A letter from a reader: Pride in Princeton's military leadership
As a Princeton parent for eight years, I look forward to reading PAW. I particularly enjoyed "Lessons from a war" (feature, Nov. 7). I have been impressed by Princeton's willingness to publicize enthusiastically her graduates' dedication and commitment to service at a time when many elite universities are minimizing the importance and, in fact, banning military presence and recruiters from campus.
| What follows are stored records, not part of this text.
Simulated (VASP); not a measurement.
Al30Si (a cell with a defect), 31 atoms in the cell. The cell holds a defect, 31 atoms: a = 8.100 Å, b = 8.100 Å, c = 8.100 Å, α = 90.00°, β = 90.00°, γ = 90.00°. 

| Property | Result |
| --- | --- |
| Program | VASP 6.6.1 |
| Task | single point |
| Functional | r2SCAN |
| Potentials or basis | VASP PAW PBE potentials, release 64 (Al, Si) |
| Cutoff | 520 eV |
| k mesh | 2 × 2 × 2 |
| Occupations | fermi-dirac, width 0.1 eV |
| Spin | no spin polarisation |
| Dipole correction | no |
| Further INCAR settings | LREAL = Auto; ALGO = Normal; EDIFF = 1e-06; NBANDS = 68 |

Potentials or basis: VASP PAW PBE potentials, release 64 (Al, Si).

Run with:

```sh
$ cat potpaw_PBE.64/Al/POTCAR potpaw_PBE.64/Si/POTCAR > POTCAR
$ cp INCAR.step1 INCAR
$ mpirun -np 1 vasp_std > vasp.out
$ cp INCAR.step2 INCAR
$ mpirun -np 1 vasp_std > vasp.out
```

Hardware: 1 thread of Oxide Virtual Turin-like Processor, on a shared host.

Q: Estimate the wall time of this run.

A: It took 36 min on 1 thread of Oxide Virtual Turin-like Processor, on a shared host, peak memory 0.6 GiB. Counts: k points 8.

Two years ago my son Mike, a college sophomore in Boston, stopped in at our local Army recruiter's office and enlisted as a private first class. Assigned to the 3rd Infantry Division, Mike spent two years at Fort Stewart, Ga.; he deployed in October to Iskandiriyah, 25 miles south of Baghdad. He most likely will be there until early 2009. He works with a broad range of enlisted soldiers; some of them are young, crazy kids, many with wives and children of their own, and some are seasoned with advanced degrees, serving their second or third tours in Iraq. They work seven days a week, obey orders, and have learned the consequence of failure to do so. In a broader context, Mike has the opportunity daily to practice strength of character, bravery, and discipline; he understands firsthand what it means to voluntarily shoulder the burden of defending our country.
My hope is that he has the good fortune to serve under the leadership of officers like the fine men and women from Princeton who have taken the motto "in the nation's service, and in the service of all nations" to heart. I am fiercely proud of Mike, proud of our armed forces, and proud of Princeton.